Let $(z_r)$ be a sequence of complex numbers and let $(\alpha_r)$ be real numbers with the property that $\|\alpha_r - \alpha_s\| \geq \delta > 0$ if $r \neq s$, where for $k \in \mathbb{R}$, $\|k\|$ denotes the distance from $k$ to the nearest integer.

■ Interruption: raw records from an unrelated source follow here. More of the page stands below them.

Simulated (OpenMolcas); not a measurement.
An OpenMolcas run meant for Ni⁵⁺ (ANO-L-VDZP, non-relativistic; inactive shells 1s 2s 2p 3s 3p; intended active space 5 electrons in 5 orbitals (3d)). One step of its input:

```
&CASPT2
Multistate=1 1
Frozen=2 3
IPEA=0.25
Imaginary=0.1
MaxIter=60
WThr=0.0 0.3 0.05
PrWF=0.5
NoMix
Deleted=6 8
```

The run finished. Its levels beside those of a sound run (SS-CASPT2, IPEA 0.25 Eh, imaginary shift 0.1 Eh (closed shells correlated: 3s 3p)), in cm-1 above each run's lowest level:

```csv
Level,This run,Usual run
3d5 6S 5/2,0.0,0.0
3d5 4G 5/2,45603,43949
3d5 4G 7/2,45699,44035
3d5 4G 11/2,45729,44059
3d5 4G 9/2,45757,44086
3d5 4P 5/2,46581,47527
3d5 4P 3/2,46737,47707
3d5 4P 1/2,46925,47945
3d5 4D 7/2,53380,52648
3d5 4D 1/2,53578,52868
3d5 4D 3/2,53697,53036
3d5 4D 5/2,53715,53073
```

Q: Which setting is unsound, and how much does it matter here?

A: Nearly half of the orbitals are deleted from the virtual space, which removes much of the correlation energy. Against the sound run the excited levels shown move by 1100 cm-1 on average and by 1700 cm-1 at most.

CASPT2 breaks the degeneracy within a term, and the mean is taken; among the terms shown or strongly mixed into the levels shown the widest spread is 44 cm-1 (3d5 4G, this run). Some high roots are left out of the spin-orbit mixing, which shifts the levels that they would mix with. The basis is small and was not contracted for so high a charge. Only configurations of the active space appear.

Montgomery and Vaughan proved (see for instance https://en.wikipedia.org/wiki/Hilbert%27s_inequality) that $$ \left|\sum_{\substack{r,s \\ r \neq s}} \dfrac{z_r\overline{z_s}}{\sin \pi (\alpha_r - \alpha_s)}\right| \leq \delta^{-1} \sum_{r}|z_r|^2. $$
Question: Supposing we replace the $z_r\overline{z_s}$ above with a more general $f(s,r)\overline{f(r,s)}$ with $f : \mathbb{Z}\times \mathbb{Z} \to \mathbb{C}$, can we prove (or is it known) or disprove that $$ \left|\sum_{\substack{r,s \\ r \neq s}} \dfrac{f(s,r)\overline{f(r,s)}}{\sin \pi (\alpha_r - \alpha_s)}\right| \leq \delta^{-1} \sum_{r}|f(r,r)|^2. $$ Thanks!